Crikey, neither she nor anyone else could make that observation right now. Frankly it’s been hard to know which way to look these last few days, for fear of missing a development somewhere else.
- 2016 continued the trend of record-breaking warm years – and although El Nino played a role, it was very much a supporting one.
- In Washington, a series of Congressional hearings probed Donald Trump’s chosen top team on their approach to the scientific evidence on climate change - just as an opinion survey revealed that Americans' concern about climate change has hit a 10-year high
- In Britain, the government declared that several aspects of British life – health facilities, the coast, food supplies – will be progressively threatened by warming air, rising seas and flooding.
- The Scottish government set a stunning new target for cutting emissions – a two-thirds cut from 1990 levels by 2030, genuinely in the top few worldwide.
- And in Davos, after he’d finished making the case for world trade, Chinese President Xi Jinping lined up four-square behind the Paris Agreement – walking away would ‘endanger future generations’, he said – while at home, his government cancelled a hundred or so coal-fired power stations. (Just the hundred; no biggie.)
And by the time next week begins in earnest, Mr Trump will have taken his place in the Oval Office as the least likely, least predictable and least popular new arrival in living memory.
So – don’t look away. Things are going to – erm – hot up.
From the top down
One thing we can say for sure is that whatever the Trump administration eventually does on climate change and clean energy, it will be largely determined by the über-politics.

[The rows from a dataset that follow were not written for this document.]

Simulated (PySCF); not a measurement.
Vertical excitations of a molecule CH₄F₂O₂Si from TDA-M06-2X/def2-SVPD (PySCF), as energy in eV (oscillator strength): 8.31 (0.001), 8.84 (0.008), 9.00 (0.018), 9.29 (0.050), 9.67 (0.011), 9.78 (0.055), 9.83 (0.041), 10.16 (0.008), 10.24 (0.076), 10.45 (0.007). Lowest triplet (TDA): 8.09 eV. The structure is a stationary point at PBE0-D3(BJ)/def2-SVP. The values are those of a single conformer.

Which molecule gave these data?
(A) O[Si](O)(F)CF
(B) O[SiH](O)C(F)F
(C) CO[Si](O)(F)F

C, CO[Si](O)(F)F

For example, as The Hill revealed, cuts to some programmes are coming, not from ideology on climate change but from the over-riding desire to reduce government spending. When this happens, it’s important to consider the implications – but not to see it as a fundamental change of direction on climate policy.
The same is true in the UK. On the macro-scale, climate policy is secure, underpinned by the Climate Change Act to which both the government and the vast majority of MPs are committed.
But pragmatic moves in energy policy designed to ensure security of supply at the lowest cost, such as electrical interconnectors and shared gas storage, could fall prey to the overall Brexit narrative unless ministers and civil servants are careful. It’s collateral damage, rather than a surgical strike.
A heck of a lot has been written about Donald Trump’s historical approach to climate change. But that too needs, I would argue, to be seen through a macro-lens. Whatever else the President may be, he is undoubtedly a fantastic self-publicist – and fantastical tweets on climate change garner as much attention as those on anything else.
I suspect the reality is that like a heck of a lot of politicians, Mr Trump doesn’t particularly care either way. And on issues that they don’t really care about, politicians generally take positions based on politics rather than evidence.
Coal: still heading for the slag heap
From the vantage point of a coal company boss or a libertarian think-tank, it might look as though the politics are inexorably swinging in favour of promoting fossil fuels and cutting back on clean energy.
But in the real world, things look rather different.
As I’ve written before, a number of US states are committed to a smart grid future, based around renewable generation and including electric vehicles both as transport and units of storage. They’re doing it through concern over air pollution and climate change, because their citizens want it, and because on a time horizon of a couple of decades it makes economic sense. Four years of a Trump administration can’t change that, just as it can’t reboot the coal industry.
And out there in the real world, Americans are becoming more and more concerned about climate change.
Young Republicans have known for a couple of years that this removes outright climate denial as a tenable policy position – and, judging by the Congressional hearings for Mr Trump’s nominees, the older ones have cottoned on. All the nominees said pretty much the same thing – almost as though ‘message management’ was going on. And the message is that climate change is real. They're a long way away from singing the Greenpeace hymn sheet, and always will be - but the outright denialism that many nominees displayed even a few months back just isn't going to wash.
Logic suggests that the main reason for Americans’ rising concern is the growing evidence of climate impacts from the natural world.
A sequence of warmest ever years, increased linking of climate change to risk of fires and drought, spectacular melt rates in the Arctic, the ocean acidification impacts to US West Coast aquaculture… if Harold Macmillan was correct in saying events are what blows politics off course, that applies just as much to striking climate change signals as striking miners.
A fool's game
For all the influence they have mustered over the last decade, the reality climate sceptics have to face is that one by one, their arguments have fallen down.
Which is not to say they’re not still being made. Some newspaper editors still employ the odd columnist capable of writing, with a straight face, that China and India will build hundreds of coal-fired power stations.
The ‘global warming pause’ is still being touted – but with less and less scholarship behind it, attracting more and more ridicule in the process. As the saying goes, you can’t fool all of the people all of the time. And trying to keep doing it as the evidence gets flimsier and flimsier just makes a fool out of you.
For all of these reasons, I’m not anticipating a massive change in the US approach to climate change during the Trump years. The über-politics mean some cuts, for sure, and a probable end to the Federal-level clean energy push, which will inevitably slow change down.
But the changing economics of energy systems can’t be reversed. Public appetite for clean air and cool things like electric cars can’t be wished away. Wall or no wall, Trump’s America will still need friends overseas.
Donald Trump may have changed the rules of politics. But he hasn’t changed its laws.